Palm Beach Pride draws over 30,000 people to Bryant Park in Lake Worth Beach every spring, and the single detail that makes or breaks the experience for a group is simple: how do you all get there and back together without anyone getting separated, stranded, or stuck hunting for a parking spot on Lake Avenue? Street parking around Bryant Park fills up fast, the boat ramp lot is strictly off-limits, and trying to coordinate a half-dozen rideshares for a group of 20 people on a busy Pride weekend is exactly as chaotic as it sounds.

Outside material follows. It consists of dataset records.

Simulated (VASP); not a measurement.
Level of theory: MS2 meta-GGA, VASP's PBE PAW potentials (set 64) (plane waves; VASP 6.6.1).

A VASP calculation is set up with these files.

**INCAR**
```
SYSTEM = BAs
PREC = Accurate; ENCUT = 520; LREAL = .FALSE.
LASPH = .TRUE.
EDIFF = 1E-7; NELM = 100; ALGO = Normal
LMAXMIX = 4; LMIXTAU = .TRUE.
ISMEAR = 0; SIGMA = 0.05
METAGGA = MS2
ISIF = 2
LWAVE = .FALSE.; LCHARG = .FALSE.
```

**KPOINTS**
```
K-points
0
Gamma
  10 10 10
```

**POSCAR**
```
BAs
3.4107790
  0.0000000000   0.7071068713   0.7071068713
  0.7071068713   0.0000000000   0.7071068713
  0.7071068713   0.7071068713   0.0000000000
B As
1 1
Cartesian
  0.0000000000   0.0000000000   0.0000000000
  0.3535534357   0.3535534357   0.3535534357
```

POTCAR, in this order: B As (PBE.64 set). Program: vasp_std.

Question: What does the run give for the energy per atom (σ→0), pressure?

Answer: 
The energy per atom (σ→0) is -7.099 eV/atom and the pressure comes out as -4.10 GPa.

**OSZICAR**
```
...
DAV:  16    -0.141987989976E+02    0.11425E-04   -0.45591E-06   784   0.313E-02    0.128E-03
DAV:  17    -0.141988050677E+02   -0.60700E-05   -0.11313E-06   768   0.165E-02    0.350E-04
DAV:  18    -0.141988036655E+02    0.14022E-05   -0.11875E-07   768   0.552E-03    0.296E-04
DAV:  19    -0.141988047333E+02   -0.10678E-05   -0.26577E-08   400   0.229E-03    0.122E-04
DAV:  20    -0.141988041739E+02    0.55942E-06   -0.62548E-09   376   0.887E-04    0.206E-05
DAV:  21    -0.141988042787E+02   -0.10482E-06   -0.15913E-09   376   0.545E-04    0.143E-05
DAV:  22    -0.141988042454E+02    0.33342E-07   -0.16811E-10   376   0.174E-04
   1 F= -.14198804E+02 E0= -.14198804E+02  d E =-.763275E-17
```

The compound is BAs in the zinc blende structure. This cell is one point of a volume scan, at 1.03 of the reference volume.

This guide covers how Palm Beach Pride works, where the parade goes, what the festival looks like, and why a private party bus or charter bus from Party Bus Boynton Beach is the cleanest way to get your group from Boynton Beach to Bryant Park and back without the headache. Boynton Beach to Lake Worth Beach is only about six to eight miles up U.S. 1 or I-95 — close enough that the ride is short, but busy enough on Pride weekend that having your own vehicle makes all the difference.

Event

Palm Beach Pride — annual, two-day LGBTQ+ festival and parade

Host location

Bryant Park, 30 S Golfview Road, Lake Worth Beach, FL 33460

Organizer

Compass LGBTQ+ Community Center — nonprofit serving Palm Beach County since 1988

Typical timing

Late March — festival both days, noon to 6 PM; parade Sunday at 11 AM

Attendance

30,000+ attendees annually — largest cultural event in Palm Beach County

Drive from Boynton Beach

~6–8 miles · 10–20 min via I-95 or U.S. 1

What Is Palm Beach Pride?

Palm Beach Pride is Palm Beach County's premier annual LGBTQ+ celebration, presented by Compass LGBTQ+ Community Center — a nonprofit that has served the South Florida LGBTQ+ community since 1988 and has operated out of downtown Lake Worth Beach since 2007. The event is widely recognized as the largest cultural event in Palm Beach County and draws visitors from across South Florida and the Treasure Coast.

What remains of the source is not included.